How do you tell whether somebody is an intern or employee? Where does an intern stop and employee start?
Intern or Employee
People might ask you to intern in your practice. Or you might do the payroll for your clients and suddenly an intern gets mentioned on the side. So then you need to know how to navigate this minefield.
In this episode James True of LegalVision in Sydney will discuss the details with you.
Here is what we learned but please listen in as James explains all this much better than we ever could.
To listen while you drive, walk or work, just access the episode through a free podcast app on your mobile phone.
Intern or Employee
Internships are legal minefields for employers. When you engage an intern, you easily end up with a Fair Work claim asking for unpaid wages, annual and sick leave as well as super.
The legal status of interns is unclear. The term ‘internship’ is not a legal term as such. It has no meaning under common law or the regulatory landscape created by the Fair Work Act 2009 (Cth).

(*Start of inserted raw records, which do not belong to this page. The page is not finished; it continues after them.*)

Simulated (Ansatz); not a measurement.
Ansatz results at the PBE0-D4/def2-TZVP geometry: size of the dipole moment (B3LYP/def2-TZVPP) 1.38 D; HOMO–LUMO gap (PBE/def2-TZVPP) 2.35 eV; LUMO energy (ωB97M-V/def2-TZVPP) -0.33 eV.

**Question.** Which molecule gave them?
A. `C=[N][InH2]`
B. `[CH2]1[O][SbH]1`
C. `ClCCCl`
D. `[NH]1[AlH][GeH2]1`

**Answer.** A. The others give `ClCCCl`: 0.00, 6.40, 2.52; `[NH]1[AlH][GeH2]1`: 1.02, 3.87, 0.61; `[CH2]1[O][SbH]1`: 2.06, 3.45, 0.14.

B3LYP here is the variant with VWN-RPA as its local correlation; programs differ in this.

Your intern is therefore either an employee, or has no legal relationship at all with your business. It is an all or nothing proposition. There is no middle ground. This makes it so difficult.
In the end it comes down to money. Interns are usually unpaid or only receive a very modest ‘stipend’ and that is the issue.
Where an intern is really an employee, then the entire weight of Australia’s employment law lands on your shoulders as their employer. You then have to pay minimum wages, annual and sick leave and all the other basic entitlements set by law. This includes the Fair Work Act and the National Employment Standards contained therein as well as applicable award or enterprise agreements.
And if you don’t do that, you face signficant liabilities under all those rules and regulations.
Let’s start with the only safe harbour there is -vocational placements.
The Fair Work Act provides that an employer’s usual obligations don’t apply if the intern’s role satisfies the definition of a ‘vocational placement’.
Per s13 of the Fair Work Act, a ‘vocational placement’, is one that is:
(a) undertaken with an employer for which a person is not entitled to be paid any remuneration; and
(b) undertaken as a requirement of an education or training course; and
(c) authorised under a law or an administrative arrangement of the Commonwealth, a State or a Territory’ (s 12).
This exception covers internships where students gain required credits for their course work.
So you are safe from a Fair Work Ombudsman investigation, if you take an unpaid law graduate completing their required practical training. The same applies to accounting students or TAFE trades, when their course requires these vocational placements.
But beyond these vocational placements, the road is treacherous. And the courts are full of employers who meant well but got it wrong.
There have been a number of court cases in recent years where the Fair Work Ombudsman prosecuted businesses for utilising unpaid or underpaid interns. Here are three examples:
In 2015, Fair Work Ombudsman v Crocmedia Pty Ltd  FCCA 140, Judge Riethmuller penalised a Melbourne-based sports media company $24,000 for an ‘exploitative’ arrangement where two individuals undertook work in return for modest ‘expenses’ paid.
In the 2016 case of Fair Work Ombudsman v Aldred  FCCA 220, the respondent was ordered to pay $17,500.
And also in 2016 in Fair Work Ombudsman v AIMG BQ Pty Ltd  FCCA 102, the Federal Circuit Court imposed a penalty of almost $300,000 on a media company that had failed to pay an intern for 180 hours of work and committed various other breaches of the Fair Work Act.
In each of these three cases, the business admitted liability and the court just had to decide the size of the penalty.
Where is the line
So what turns an intern into an employee? Where is the fine line?
The fine line is hard to see. The High Court demands an objective test to decide. Byt there is no black and white. And that makes it so risky for employers.
Shorter is less risky than longer. Just observing is less risky than working. But all up, there are no clear cut rules. Instead, you have to go back to common law principles of contract, so basically look at court cases.
Play It Safe
So in the end – play it safe – don’t do internships unless they are a vocational placement. Even if the applicant wants to work without pay – even if they plead with you to be allowed to work for free, they can turn around at any moment and demand full employee entitlements. And if you then don’t pay up, you face even higher penalties. The risk is just too high.
Disclaimer: Tax Talks does not provide financial or tax advice. All information on Tax Talks is of a general nature only and might no longer be up to date or correct. You should seek professional accredited tax and financial advice when considering whether the information is suitable to your or your client’s circumstances.